Spring is approaching, blossoms are abound, and nothing more apropos to welcome the spring vernal equinox than the Persian new year Norooz. The Persian new year ubiquitously known as “Norooz” (meaning new day) historically is a tradition that dates back to thousands of years ago. Around the first week of March, Iranians around the globe are bustling and getting ready to ring in the much awaited new year.
Many traditions are practiced and celebrated during this 13-day long new year celebration. On the last Wednesday of the Iranian calendar before Norooz, Chahar-Shanbeh-Soori is celebrated. Families gather and jump over fire, to ward off any negative and ill spirits that have been lingering throughout the year.
As Persians jump over the fires, they customarily shout out “Sorkheeyeh toh az man, zardeeyeh man az toh”, indirectly translating into your healthy nature is mine, and my poor health/pain is now yours. This tradition has been modified and still celebrated by Iranians around the world.
Another tradition that is diligently practiced by Iranians prior to the new year is a thorough deep cleaning of their homes, known as “khaneh tahkoonee” (shaking of the house), and buying new clothes for each family member to ring in the new year with new clothes. Once the house has been thoroughly cleaned, the preparations for the “Haft-Seen” table begin. A table or elevated platform is set, and it is usually covered with an elaborate artisanal handwoven cloth called “Termeh”.
Haft-Seen means seven S’s. There are seven items that are placed on the table that begin with the Farsi (the traditional language spoken by Iranians) alphabet “S”. Each “S” has a traditional significance and reason for being placed on the table; some of the items found on the Haft-Seen table are:
Seeb (apple): symbolizing beauty
Sonbol (hyacinth): symbolizing the arrival of spring
Seer (garlic): symbolizing health
Sekeh (gold coins): symbolizing wealth & prosperity
Somagh (Sumac): symbolizing the color of the sun
Samanoo (wheat germ sprout pudding: symbolizing affluence
Serkeh (vinegar): symbolizing wisdom and patience
Senjed (berries from Oleaster tree): symbolizing love
Sabzeh (wheat, barley, lentil sprouts): symbolizing rebirth
There are also other items placed on the Haft-Seen table such as painted eggs (symbolizing fertility), goldfish (representing Pisces, the zodiac symbol of the month of Farvardeen), a mirror to reflect light, candles (symbolizing enlightenment),the Holy Book of Koran or a book of poetry by Hafiz or Saadi, and most importantly a plateful of intricate traditional Persian pastries.
Norooz is celebrated on the first day of spring. Families gather together and feast on traditional dishes of fish, dill rice, and “kookoo” which is a chopped herb frittata. Music is played and families gather around the Haft-Seen table, candles are lit, as everyone hugs and kisses and wishes one another “saleh no mobaaraak” (happy new year).

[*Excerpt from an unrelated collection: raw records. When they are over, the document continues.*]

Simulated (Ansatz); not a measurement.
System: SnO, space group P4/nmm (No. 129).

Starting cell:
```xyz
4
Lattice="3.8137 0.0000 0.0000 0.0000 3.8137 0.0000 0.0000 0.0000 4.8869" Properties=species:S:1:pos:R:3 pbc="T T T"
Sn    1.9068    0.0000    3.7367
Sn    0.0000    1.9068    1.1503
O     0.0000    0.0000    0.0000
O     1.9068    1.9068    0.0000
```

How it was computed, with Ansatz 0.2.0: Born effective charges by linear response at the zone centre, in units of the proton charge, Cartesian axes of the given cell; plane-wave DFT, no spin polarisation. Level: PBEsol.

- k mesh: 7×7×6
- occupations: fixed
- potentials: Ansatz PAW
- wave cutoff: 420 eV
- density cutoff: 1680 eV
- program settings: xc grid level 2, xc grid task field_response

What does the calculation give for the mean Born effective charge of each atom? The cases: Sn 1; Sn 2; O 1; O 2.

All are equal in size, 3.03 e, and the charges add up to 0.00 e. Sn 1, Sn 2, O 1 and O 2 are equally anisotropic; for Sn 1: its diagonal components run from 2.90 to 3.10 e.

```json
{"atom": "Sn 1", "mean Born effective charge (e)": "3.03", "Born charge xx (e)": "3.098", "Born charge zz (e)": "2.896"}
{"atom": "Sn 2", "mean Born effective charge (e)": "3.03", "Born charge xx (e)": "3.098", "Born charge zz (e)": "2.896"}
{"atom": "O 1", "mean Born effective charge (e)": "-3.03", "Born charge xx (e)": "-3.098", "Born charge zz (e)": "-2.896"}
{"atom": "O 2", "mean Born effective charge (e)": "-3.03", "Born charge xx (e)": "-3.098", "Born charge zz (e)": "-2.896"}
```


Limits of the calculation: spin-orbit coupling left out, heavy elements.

In lieu of gifts, money or gold coins referred to as “Aidee” are given to children. The celebrations continue for thirteen days, as families visit their elders and other family members to wish them all a happy new year and pay their respects.
On the 13th day of the festivities, families have picnics outside referred to as “Seizdeh Bedar” loosely translating to spending out the 13th (as superstitiously thirteen signifies bad luck), and having a communal picnic on the thirteenth day was traditionally a means of warding off bad luck.
Norooz is an old traditional holiday celebrated by Iranians of all faiths, as it is not a religious fete, but rather an annual celebration of spring, and the beginning of a new year in the Iranian calendar. This year Norooz will be celebrated around the globe at precisely 2:37:28 am Los Angeles time on Saturday, March 20.